Allomorphs will also occur among prefixes. Their form then depends on the initials of the stem with which they will assimilate. A prefix such as im- occurs before bilabials (impossible), its allomorph ir- before r (irregular), il- before l (illegal). It is in- before all other consonants and vowels (indirect, inability).

Allomorphs therefore are as we have shown, phonetically conditioned positional variants of the same derivational or functional morpheme (suffix, root or prefix) identical in meaning and function and differing in sound only insomuch, as their complementary distribution produces various phonetic assimilation effects.
6. Words that are made up of elements derived from two or more different languages are called hybrids. English contains thousands of hybrid words, the vast majority of which show various combinations of morphemes coming from Latin, French and Greek and those of native origin.

Thus, readable has an English root and a suffix that is derived from the Latin -abilis and borrowed through French. Moreover, it is not an isolated case, but rather an established pattern that could be represented as English stem+-able. Cf. answerable, eatable, likable, usable. Its variant with the native negative prefix un- is also worthy of note: un-+English stem+-able. The examples for this are: unanswerable, unbearable, unforeseeable, unsayable, unbelievable. An even more frequent pattern is un-+Romanic stem + -able, which is also a hybrid: unallowable, uncontrollable, unmoveable, unquestionable, unreasonable and many others. A curious example is the word unmistakable, the ultimate constituents of which are: un-(Engl)+mis-(Engl)+-tak-(Scand) +-able (Fr). The very high valency of the suffix -able [эbl] seems to be accounted for by the presence of the homographic adjective able [eibl ] with the same meaning.

The suffix of personal nouns -ist derived from the Greek agent suffix -istes forms part of many hybrids. Sometimes (like in artist, dentist) it was borrowed as a hybrid already (Fr dentiste‘a tooth’ + -ist). In other cases the mixing process took place on English soil, as in fatalist (from Lat fatalis) or violinist (from It violino, diminutive of viola), or tobacconist ‘dealer in tobacco’ (an irregular formation from Sp tabaco).
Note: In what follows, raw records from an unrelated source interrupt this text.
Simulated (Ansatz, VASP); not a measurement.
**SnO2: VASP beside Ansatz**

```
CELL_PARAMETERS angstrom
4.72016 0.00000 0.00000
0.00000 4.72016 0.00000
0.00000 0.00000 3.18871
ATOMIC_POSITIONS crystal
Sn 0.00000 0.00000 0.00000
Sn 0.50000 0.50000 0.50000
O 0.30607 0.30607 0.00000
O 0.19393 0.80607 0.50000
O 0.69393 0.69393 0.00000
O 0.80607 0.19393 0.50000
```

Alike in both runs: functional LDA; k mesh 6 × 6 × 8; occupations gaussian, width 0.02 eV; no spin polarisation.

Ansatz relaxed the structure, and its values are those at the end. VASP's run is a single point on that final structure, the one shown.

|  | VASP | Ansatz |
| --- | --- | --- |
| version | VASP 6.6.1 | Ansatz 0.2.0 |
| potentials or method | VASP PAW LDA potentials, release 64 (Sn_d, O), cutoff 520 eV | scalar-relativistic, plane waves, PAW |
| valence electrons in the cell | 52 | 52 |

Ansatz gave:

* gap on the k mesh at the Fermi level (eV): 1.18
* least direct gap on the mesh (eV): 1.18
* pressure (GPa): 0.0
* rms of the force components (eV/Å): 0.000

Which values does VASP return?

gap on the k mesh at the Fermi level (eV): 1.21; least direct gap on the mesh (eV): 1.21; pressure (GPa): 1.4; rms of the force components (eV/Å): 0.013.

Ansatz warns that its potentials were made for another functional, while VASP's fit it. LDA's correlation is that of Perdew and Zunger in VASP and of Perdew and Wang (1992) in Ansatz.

When a borrowed word becomes firmly established in English this creates the possibility of using it as a stem combined with a native affix. The phenomenon may be illustrated by the following series of adjectives with the native suffix -less: blameless, cheerless, colourless, countless, doubtless, faceless, joyless, noiseless, pitiless, senseless. These are built on the pattern that had been established in the English language and even in Old English long before the corresponding French loans were taken up. Prof. B.A. Ilyish mentions the following adjectives formed from noun and verbal stems: slæpleas ‘sleepless’; zeliefleas ‘unbelieving’; arleas ‘dishonest’; recceleas ‘reckless’. It goes without saying that there are many adjectives in which -less is combined with native stems: endless, harmless, hopeless, speechless, thankless.

The same phenomenon occurs in prefixation and inflection. The noun bicycle has a Latin prefix (bi-), a Greek root (cycle‘a wheel’), and it takes an English inflection in the plural: bicycles. There are also many hybrid compounds, such as blackguard (Engl+Fr) or schoolboy (Gr+Engl); сf. aircraft in which the first element came into English through Latin and French about 1600 but is ultimately derived from the Greek word aēr, whereas the second element is Common Germanic.

Observation of the English vocabulary, which is probably richer in hybrids than that of any other European language, shows a great variety of patterns. In some cases it is the borrowed affixes that are used with native stems, or vice versa. A word can simultaneously contain borrowed and native affixes.



2.7 Phraseological unit (set expression)

1.Phraseological unit

2.Free Word-Groups, Versus Set-Phrases. Phraseological Units, Idioms, Word-Equivalents

3.Phraseological Units and Idioms Proper

4.Phraseology as a Subsystem of Language
Aims:

teaching – To give the idea of Phraseological Units and Idioms Proper;

developing – To deepen the idea of Phraseological Units and Idioms Proper;

educational (pedagogic) – To increase the willing to study Phraseological Units and Idioms Proper.
1. It has been repeatedly pointed out that word-groups viewed as functionally and semantically inseparable units are traditionally regarded as the subject matter of phraseology. It should be noted, however, that no proper scientific investigation of English phraseology has been attempted until quite recently. English and American linguists as a rule confine themselves to collecting various words, word-groups and sentences presenting some interest either from the point of view of origin, style, usage, or some other feature peculiar to them. These units are habitually described as idioms but no attempt has been made to investigate these idioms as a separate class of linguistic units or a specific class of word-groups.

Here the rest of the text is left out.